Palantir, which is oft credited with helping the U.S. government track down the terrorist and alleged September 11 mastermind Osama Bin Laden, is now one of the most valuable private companies in the world. It's also lumped in with other so-called super unicorns such as Uber, Airbnb, and Snapchat. Silicon Valley investor and luminary Peter Thiel is one of Palantir's founders and early investors.
But just how much will the original founders see of that money, assuming an initial public offering, or some other exit event? Not as much as you might think. With each round of financing, ownership becomes more and more diluted, financial experts say. And that's particularly true with software companies, which depend on highly paid engineers who are likely to expect stock ownership as part of their hiring packages.
Even by the third round, founders and senior executives can be left with less than an aggregate 18 percent ownership, finance experts say. By later rounds, as the company’s valuation goes up and it presumably has access to other sources of revenue from sales, executives would be selling off less of the company.
"It would not be surprising at all that only a fractional ownership interest remained after three tranches [of financing]," says Bruce Bingham, managing director of the strategic advisory Berkeley Research Group, and a valuation expert. In other words, by your Series C round, you should expect to own very little of the company you started.

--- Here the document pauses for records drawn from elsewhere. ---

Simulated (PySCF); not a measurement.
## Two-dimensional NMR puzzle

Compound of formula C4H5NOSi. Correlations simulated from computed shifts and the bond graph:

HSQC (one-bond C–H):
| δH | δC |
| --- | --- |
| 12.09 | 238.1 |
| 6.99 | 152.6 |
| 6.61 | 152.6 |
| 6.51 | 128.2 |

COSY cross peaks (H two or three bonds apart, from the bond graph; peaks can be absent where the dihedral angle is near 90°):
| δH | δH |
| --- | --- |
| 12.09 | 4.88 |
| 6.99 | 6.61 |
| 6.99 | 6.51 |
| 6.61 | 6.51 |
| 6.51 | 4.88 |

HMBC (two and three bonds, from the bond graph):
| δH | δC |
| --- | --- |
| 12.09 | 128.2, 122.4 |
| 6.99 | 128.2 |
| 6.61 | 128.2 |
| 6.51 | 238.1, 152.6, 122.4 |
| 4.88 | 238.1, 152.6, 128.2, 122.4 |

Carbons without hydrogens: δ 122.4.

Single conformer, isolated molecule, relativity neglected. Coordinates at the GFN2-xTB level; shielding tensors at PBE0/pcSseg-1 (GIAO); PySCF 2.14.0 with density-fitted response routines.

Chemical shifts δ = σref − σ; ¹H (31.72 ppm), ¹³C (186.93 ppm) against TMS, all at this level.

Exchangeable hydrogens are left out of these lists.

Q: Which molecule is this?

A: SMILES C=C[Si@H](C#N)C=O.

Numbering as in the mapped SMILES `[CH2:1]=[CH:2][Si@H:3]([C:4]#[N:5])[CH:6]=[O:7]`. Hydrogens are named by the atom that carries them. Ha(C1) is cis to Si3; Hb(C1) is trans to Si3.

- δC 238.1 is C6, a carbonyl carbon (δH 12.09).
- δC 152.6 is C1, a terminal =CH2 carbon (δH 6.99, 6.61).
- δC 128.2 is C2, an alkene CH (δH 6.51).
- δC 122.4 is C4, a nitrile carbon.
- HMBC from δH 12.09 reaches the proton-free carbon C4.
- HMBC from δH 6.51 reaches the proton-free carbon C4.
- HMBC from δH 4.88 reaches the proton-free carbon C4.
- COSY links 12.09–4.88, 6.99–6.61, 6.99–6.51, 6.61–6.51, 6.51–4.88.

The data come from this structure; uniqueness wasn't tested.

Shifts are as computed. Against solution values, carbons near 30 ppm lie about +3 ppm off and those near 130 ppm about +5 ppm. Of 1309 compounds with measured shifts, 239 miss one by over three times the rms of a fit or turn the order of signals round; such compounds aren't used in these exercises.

Palantir has reportedly pulled in cash in 15 rounds since 2011. Some of its biggest investors include the Founders Fund and In-Q-Tel, the venture capital arm of the Central Intelligence Agency. Even though later rounds in companies with increasing values tend to take less ownership, Palantir's large number of fund raises is likely to leave the founders and the current CEO with relatively small amounts of ownership. And that’s the case, even if the founders count among them Thiel, one of the savviest tech investors around, valuation experts said.
By a Series C round, founders who serve as chief executives could have as little as 15 percent ownership, and frequently much less, says Drew Nordlicht, partner and managing director of Hightower Advisors, San Diego, an Inc. 5000 company. The firm manages $25 billion in assets for venture capitalists, private equity fund managers, chief executives, and entrepreneurs who founded companies that went public or received private equity funding.
Chief executives who are not founders are likely to have as little as 3 percent of the companies they lead. Anything less than 3 percent, and the company risks losing its chief executive to a more lucrative opportunity, Nordlicht says.
As a reality check, by the time Twitter went public in late 2013, its co-founder Jack Dorsey owned 4.9 percent of the company. Dick Costolo, who was not a company founder but served as its chief executive, owned 1.9 percent of Twitter. Co-founder Evan Williams, who did not have an executive role at the time, owned 12 percent of the company, according to Twitter’s IPO filing with the Securities and Exchange Commission.
So, for Alex Karp, who co-founded Palantir and currently acts as its CEO, that could amount to a staggering $3 billion at the top range. But that's likely to be way too high an estimate. A Forbes article from 2013 indicates Thiel owned about 10 percent of the company, and Karp slightly less than that two years ago. Although a Palantir spokesperson was unavailable to confirm those details, that means Thiel's stake could be worth $2 billion, while Karp's take, assuming an 8 percent ownership stake, would be roughly $1.6 billion. Given the additional fund raises since then, it's likely these percentages are still smaller today.
Meanwhile, other co-founders with executive roles, such as Nathan Gettings, who serves as company’s chief technology officer, and Stephen Cohen, an external vice president and director, could have as little as 1.5 percent ownership, financing experts say, which would still leave both with a tidy $300 million each.
Not bad for a day’s work, or rather, a decade’s worth of time building a fast-growth company in a new industry.